THE election of a non-European Pope (albeit of Italian extraction) is a wonderful start, but just a start nonetheless.

As a sympathetic and respectful outsider, I'm convinced that the Roman Catholic Church must do much, much more – not just for itself, but for the sake of world Christianity.

The word Roman points to part of the problem. It is absurd that so many of the 115 cardinals in the conclave last week were Italian. In Italy, as in much of Europe, the church is struggling. In many other parts of the world it is doing remarkably well, and it is all too easy to forget this in the aggressively secular context of Western Europe. The core membership is now in Africa, in Asia, in Central and South America. Europe is on the fringes.

There may be historic reasons for the church to be headquartered in Rome and run by Italians, but there are no biblical reasons. Indeed if the Papacy moved elsewhere, it would set Rome free to be what it should be: a glorious place of pilgrimage for Christians of all denominations. Right now the Vatican City taints the rest of Rome. It is not a happy or numinous place; it is beset by scandal and corruption.

If the Papacy moved to a country where the church is stronger, and more in tune with more of the population – say Mexico or Brazil, both countries which are in general facing a much brighter mid-term future than most European countries – then the Papacy itself might also be set free. The culture of the Vatican has become restrictive and excessively conservative and it has an unsavoury reputation. It is certainly not the ideal place to be the world centre of Christianity.

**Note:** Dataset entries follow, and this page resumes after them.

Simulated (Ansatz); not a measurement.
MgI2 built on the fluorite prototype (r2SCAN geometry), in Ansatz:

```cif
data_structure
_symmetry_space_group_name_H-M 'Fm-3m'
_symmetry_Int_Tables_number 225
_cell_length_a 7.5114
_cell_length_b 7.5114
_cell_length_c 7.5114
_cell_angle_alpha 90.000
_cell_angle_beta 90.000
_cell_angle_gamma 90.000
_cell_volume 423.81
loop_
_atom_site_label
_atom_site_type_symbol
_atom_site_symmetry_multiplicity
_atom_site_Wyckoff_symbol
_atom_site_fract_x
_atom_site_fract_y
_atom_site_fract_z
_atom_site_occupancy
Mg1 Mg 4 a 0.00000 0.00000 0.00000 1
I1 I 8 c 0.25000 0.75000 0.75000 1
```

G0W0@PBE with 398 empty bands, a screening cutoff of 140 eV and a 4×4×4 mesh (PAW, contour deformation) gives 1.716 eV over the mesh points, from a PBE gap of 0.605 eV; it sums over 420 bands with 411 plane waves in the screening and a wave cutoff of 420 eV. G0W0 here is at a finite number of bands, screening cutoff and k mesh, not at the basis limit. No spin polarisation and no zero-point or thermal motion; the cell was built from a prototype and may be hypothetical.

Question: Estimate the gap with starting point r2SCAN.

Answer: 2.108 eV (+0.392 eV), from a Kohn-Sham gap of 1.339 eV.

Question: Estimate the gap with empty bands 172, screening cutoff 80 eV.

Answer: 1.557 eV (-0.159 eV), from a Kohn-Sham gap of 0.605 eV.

A great reforming council is required. If such a council were convened, its work would be best undertaken well away form Rome, and indeed well away from Europe. It would take years to address thoroughly the essential issues: should there be woman priests? Should priests be celibate? Is the current teaching on contraception appropriate? And so on. At present the Roman Catholic Church, which in so many ways I, and millions of other Protestants, admire, is a church whose members and adherents frequently and frankly ignore its teachings. That cannot continue indefinitely.

Several years ago I wrote a book about the 16th-century Reformation. When I started my researches I already knew, or thought I knew, quite a lot about the Reformation itself, but I soon realised that I knew hardly anything about the old church's magnificent response to the Reformation. This was the Counter Reformation, or as many Catholics prefer to call it, the Catholic Reformation. It did not get going properly until a generation and a half after the Reformation started but when it was at last under way it did splendid work. In some ways it achieved more than the Reformation did; to put it another way, perhaps the single greatest achievement of the Reformation was the Counter Reformation. It cleansed and seriously reformed the church from within.

Something very similar, but even bigger – and certainly bigger than the Second Vatican Council – is surely needed now.

And yet the Roman Catholic Church still coheres, just about, and it manages to hold world Christianity together, right across our planet, in a way that the reformed churches cannot. Several years ago I had a friendly and candid conversation with the late Cardinal Thomas Winning about just this: how the Catholic Church, despite all the travails and problems, and its vastness and complexity, manages somehow to hold together.

With a kind of gentle but realistic cynicism, the cardinal told me: "When we have a bunch of troublemakers, we start a new order, and put them in it.". That understanding of both the breadth and inclusiveness of a world church is very important. The church must not allow itself to become too constricted or narrow. At the same time it must have core teachings which the entire membership tries hard to respect and obey.